WHAT IT MEANS WLU researchers Brenda Murphy and Annette Chretien are investigating the maple syrup industry as part of their study on its importance and value to community wellbeing.

Murphy, alongside a group of educators, masters students and other researchers, have spent a large portion of the past few months chatting to anyone whom they thought might be able to shed some light on the syrup festival; its history, the methods of sap extraction, anything which may be applicable to their study. Festival organizers and volunteers, farmers, equipment salespeople, business owners and township representatives were among those interviewed.

“It’s amazing to see the social network that has formed around the maple syrup industry here,” said Murphy. “It’s incredible to see the amount of volunteerism, the way it brings community together, the way it gives economic opportunity for people to get their product out there, the way it brings out all the different service groups. And it all revolves around maple syrup.”

Climate change, however, may play a larger role than simply forcing festivalgoers to dress accordingly; research shows that it may threaten the region’s ability to produce syrup at all.

“My family makes maple syrup from a very traditional context and people keep telling me that the trees are dying,” said Annette Chretien, who is of Métis heritage and who is also working as a researcher on this project.

According to a study done at the University of Vermont Proctor Maple Research Center, changes to the industry to date are relatively small and subtle but will have major ramifications in the not-too-distant future.

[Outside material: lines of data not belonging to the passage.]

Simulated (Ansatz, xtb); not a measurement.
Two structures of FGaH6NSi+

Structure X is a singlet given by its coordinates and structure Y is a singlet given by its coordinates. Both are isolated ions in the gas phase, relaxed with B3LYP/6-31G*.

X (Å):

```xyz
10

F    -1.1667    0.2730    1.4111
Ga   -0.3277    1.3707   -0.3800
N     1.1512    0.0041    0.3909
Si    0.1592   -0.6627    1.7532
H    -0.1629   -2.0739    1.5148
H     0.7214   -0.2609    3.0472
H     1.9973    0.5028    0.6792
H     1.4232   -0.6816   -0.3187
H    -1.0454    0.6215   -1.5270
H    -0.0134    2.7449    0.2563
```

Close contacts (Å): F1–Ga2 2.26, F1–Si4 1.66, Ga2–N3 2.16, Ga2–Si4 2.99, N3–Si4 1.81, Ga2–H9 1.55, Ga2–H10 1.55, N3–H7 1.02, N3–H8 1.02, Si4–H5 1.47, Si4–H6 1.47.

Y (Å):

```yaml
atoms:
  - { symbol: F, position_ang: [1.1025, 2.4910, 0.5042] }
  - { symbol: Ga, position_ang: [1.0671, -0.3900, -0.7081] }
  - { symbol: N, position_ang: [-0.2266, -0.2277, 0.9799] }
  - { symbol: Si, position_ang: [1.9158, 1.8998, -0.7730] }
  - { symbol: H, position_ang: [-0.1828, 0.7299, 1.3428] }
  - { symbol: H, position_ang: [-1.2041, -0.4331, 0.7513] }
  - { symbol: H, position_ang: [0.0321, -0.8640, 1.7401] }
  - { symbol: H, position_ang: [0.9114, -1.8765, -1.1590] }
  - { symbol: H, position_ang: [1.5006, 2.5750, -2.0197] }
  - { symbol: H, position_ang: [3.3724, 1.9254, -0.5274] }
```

The maple sap flow season is starting and ending earlier.  The growing season is somewhat longer. Although on the surface, these would seem like positive effects, the distribution of plants is dictated primarily by two climatic factors, temperature and precipitation. If the forecasts of models of temperature and precipitation are correct, and the northeast regional climate continues to warm as projected, researchers expect that the maple industry in the U.S., and similarly areas in southern Canada, will become economically unsound during the next 50-100 years as the conditions for sapflow become less prevalent.

“If the projections are correct, we are going to lose the trees in the south; the lower range of the maple syrup producing area,” said Murphy. “The trees will migrate north but by the time you reach the Canadian Shield, you have a mixed-forest area with rocks and acidic soils and conifer trees. They will no longer have the lovely area for maple trees that we have here.”

But despite a growing concern about the effects of climate change on production, the team has found local producers of syrup and the community that surrounds the truly Canadian product to be quite resilient. Since starting the Elmira portion of their study this past summer, the team is even more motivated to pursue the research and publish applicable findings.

“We want to understand what maple syrup is to us. It is part of our Canadian identity, it’s part of our heritage, part of our legacy,” said Chretien. “And the thought of losing that is something that we need to explore, it’s important.”